Thursday, May 16, 2002

Boxer connects on camera

Published in the Current

Like many teenagers, Cape Elizabeth native Elisa Boxer once vowed never again to live in the town she grew up in. But now the Channel 8 news anchor
and her husband are building a house in the Cross Hill development and plan to stay.

Being near home, she said, took a little bit of adjustment.

“At first it was really bizarre,” Boxer said. “Now there’s nothing that appeals to me more.”

A 1989 CEHS graduate, Boxer went to Bowdoin College and then worked in newspapers in Massachusetts before going to Columbia University for graduate study in journalism.

She made the jump to video and documentary journalism and promptly won a student Emmy award for work documenting the lives of Bosnian refugees\ living in New York City.

“I like connecting with people,” Boxer said.

Television, she said, allows her to combine writing and pictures in a way that tells a story effectively. “I like putting all the elements together,” Boxer said.

But it’s reporting that really excites her.

“I really like pounding the pavement,” Boxer said.

She is particularly interested in the ways people respond to suffering. Some people, she said, are able to turn suffering into efforts to benefit others.

“People do it every day,” Boxer said.

One woman she met had lost her husband and a son within two weeks of each other. That woman was able to create a gathering place for people to grieve together and begin healing after the death of loved ones.

Boxer’s awards have been for her stories along those lines, including a recent Emmy for a piece on victims of abuse at Baxter School for the Deaf and two Edward R. Murrow awards for writing about a Holocaust survivor.

She credits the people in her stories more than herself, and says of the awards, “it’s because they told it to me.”

At WTMW for just over four years, Boxer is an anchor as well as a reporter. The two are different, she said, but she still tries to connect with her audience, rather than talking to cameras.
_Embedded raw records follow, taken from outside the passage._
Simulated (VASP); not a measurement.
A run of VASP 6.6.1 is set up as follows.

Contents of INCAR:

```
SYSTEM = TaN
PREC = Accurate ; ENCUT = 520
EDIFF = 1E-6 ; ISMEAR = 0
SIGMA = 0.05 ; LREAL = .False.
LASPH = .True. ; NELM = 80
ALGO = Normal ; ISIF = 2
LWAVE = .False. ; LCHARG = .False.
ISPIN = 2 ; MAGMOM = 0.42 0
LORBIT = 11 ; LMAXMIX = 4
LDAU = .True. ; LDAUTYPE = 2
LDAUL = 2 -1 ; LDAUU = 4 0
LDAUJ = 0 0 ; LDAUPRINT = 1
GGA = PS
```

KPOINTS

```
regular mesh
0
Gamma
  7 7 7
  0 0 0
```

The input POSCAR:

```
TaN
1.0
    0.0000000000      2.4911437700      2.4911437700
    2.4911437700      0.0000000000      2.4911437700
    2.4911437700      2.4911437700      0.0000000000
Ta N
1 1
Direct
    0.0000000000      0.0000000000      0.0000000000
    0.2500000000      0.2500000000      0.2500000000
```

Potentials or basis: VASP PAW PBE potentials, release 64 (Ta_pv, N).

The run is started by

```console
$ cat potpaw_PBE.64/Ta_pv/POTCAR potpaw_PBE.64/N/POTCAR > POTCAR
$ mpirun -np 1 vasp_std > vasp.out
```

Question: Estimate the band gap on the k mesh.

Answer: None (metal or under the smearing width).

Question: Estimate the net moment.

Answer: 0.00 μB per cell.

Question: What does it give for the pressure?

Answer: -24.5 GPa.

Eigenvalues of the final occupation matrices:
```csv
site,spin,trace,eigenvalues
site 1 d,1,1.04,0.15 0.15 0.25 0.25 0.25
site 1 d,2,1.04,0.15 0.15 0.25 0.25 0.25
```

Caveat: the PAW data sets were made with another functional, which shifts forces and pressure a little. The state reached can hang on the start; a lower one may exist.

“I feel like these are people watching me,” Boxer said, gesturing to the studio’s cameras.

And sometimes they are indeed watching her. She talks to her parents, who still live in Cape Elizabeth, after every newscast. Now and again, Boxer runs into people she went to high school with. The irony, she said, is that when they find out what she does for a living, they have one response: “But you were always so shy!”